Swift servers read and write objects to disk not in a single piece, but in chunks. Thus, every chunk must be encrypted separately and written to disk already encrypted.
An encryption key is a randomly generated string that is used by the encryption algorithm to encrypt and decrypt the data chunk. Each key has a number of parameters, but the most important is the key ID, which is a unique identifier. The Swift Object Server stores the key ID in the metadata of the encrypted object. This allows decryption of the object before sending it to the client upon receipt of a read request.
Keys can have different scopes. The simplest case is to use one key to encrypt all objects in the cluster. Special key parameters can tie a key to a single tenant, or even a single user in the tenant.

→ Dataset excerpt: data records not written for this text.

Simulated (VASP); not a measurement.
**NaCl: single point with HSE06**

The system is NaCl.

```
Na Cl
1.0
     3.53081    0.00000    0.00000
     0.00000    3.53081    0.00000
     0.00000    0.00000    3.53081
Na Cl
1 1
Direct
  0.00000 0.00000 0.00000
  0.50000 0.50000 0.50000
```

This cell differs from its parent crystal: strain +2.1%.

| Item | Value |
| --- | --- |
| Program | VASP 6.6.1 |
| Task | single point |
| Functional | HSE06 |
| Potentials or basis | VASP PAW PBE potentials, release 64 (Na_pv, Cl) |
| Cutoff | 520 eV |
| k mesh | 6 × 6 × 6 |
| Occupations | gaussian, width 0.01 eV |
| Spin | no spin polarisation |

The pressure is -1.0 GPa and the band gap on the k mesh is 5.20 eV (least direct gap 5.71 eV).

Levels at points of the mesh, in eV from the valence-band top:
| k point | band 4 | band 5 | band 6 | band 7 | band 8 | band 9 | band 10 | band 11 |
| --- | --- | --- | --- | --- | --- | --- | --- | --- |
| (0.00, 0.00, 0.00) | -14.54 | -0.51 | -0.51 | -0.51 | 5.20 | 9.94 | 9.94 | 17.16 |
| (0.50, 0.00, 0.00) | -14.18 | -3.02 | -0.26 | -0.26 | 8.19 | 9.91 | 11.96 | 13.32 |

An encryption key can have a limited lifespan and can become inactive, or expire, after a specified period of time. When this happens, a new key must be generated to write new objects. Inactive keys are kept to provide access to previously written objects.
To provide protection from compromised keys, it is possible to implement rekey. This process asynchronously re-encrypts all objects in a particular tenant with a new key generated as a part of rekey process.
To ensure security of data, we need to keep the keys in special store that is not part of the Swift cluster. Key stores can vary greatly in nature, and your particular choice always depends on the requirements and level of security you need. For the purposes of this article we’ll assume that keys are stored in a simple database, for example, MySQL. This database should be separated from the Swift cluster physically and logically, and be only accessible through the SSL network.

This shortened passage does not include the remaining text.